The Southern Literary Messenger, 1834-1864/Fourth Volume





THE FOURTH VOLUME


An editorial, "The New Year," opens Volume IV. Besides a holiday salutation to subscribers, readers and contributors, it lays great stress upon the benefits of practice in writing. The Messenger continues its useful feature of presenting in full, or in reviews, excellent addresses by distinguished authors. Thus we have Samuel L. Southard, Jos. R. Ingersoll, Edward Everett, D. L. Carroll, Beverly and Geo. Tucker, Henry Ruffner, James E. Heath, Geo. D. Armstrong, Henry L. Pinckney, etc.

Among the new contributors are C. W. Everest, Dr. Jno. L. Martin, Chas. Campbell, Charlotte Barnes, W. W. Andrews, C. M. F. Deems, F. W. Thomas, and Horatio King. There are essays, sketches and stories. With the aid of the Edinburgh Review, Lord Bacon is extensively considered. Judges Carr, Taney and other distingués are sketched; Miss Martineau and Bulwer are reviewed; justice is done to Simms, who, with all the fair drawbacks and discounts against him, is the hero and leviathan of Southern Literature. Judge Harper furnishes his able "Memoir on Slavery," corrected; the Messenger makes friends with the New York Mirror and boosts both Willis and Morris; and these and other matters compose an interesting volume of 800 pages. The editor's Book Table is rather neglected, though in the May number a review department is announced and authors and publishers invited to send their works.

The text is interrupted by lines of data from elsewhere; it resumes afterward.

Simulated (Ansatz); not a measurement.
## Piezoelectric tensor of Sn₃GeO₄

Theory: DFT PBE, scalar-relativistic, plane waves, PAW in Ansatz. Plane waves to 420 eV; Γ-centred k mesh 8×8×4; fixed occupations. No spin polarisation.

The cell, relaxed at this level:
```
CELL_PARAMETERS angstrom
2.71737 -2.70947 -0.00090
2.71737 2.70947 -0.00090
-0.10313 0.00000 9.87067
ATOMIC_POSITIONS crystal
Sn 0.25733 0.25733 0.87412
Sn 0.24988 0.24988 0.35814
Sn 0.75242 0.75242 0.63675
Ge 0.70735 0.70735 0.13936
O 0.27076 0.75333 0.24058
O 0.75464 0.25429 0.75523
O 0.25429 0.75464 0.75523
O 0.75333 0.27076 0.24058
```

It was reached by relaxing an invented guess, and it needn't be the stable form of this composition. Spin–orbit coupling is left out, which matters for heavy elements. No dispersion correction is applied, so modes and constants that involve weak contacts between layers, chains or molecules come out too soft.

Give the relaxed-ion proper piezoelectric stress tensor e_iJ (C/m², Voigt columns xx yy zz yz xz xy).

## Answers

The beginning of this year was a trying time for Mr. White. He had had to endure the slow and painful death of his invalid wife, which occurred on the 11th of December, 1837, in her 43rd year. In the October number is an obituary notice of her and a hearty tribute to her by the faithful Eliza, of Maine. In the April number is a spirited defence of Mr. Jefferson, against a scandalous attack upon him, by The New York Church Quarterly. In six numbers is a "Journal of a Trip to the Mountains, Caves and Springs of Virginia," by a New Englander. But a stop must be made, else the next volume will never be reached and this intended sketch become as voluminous as Rollin's "Ancient History;" or an improved Encyclopædia.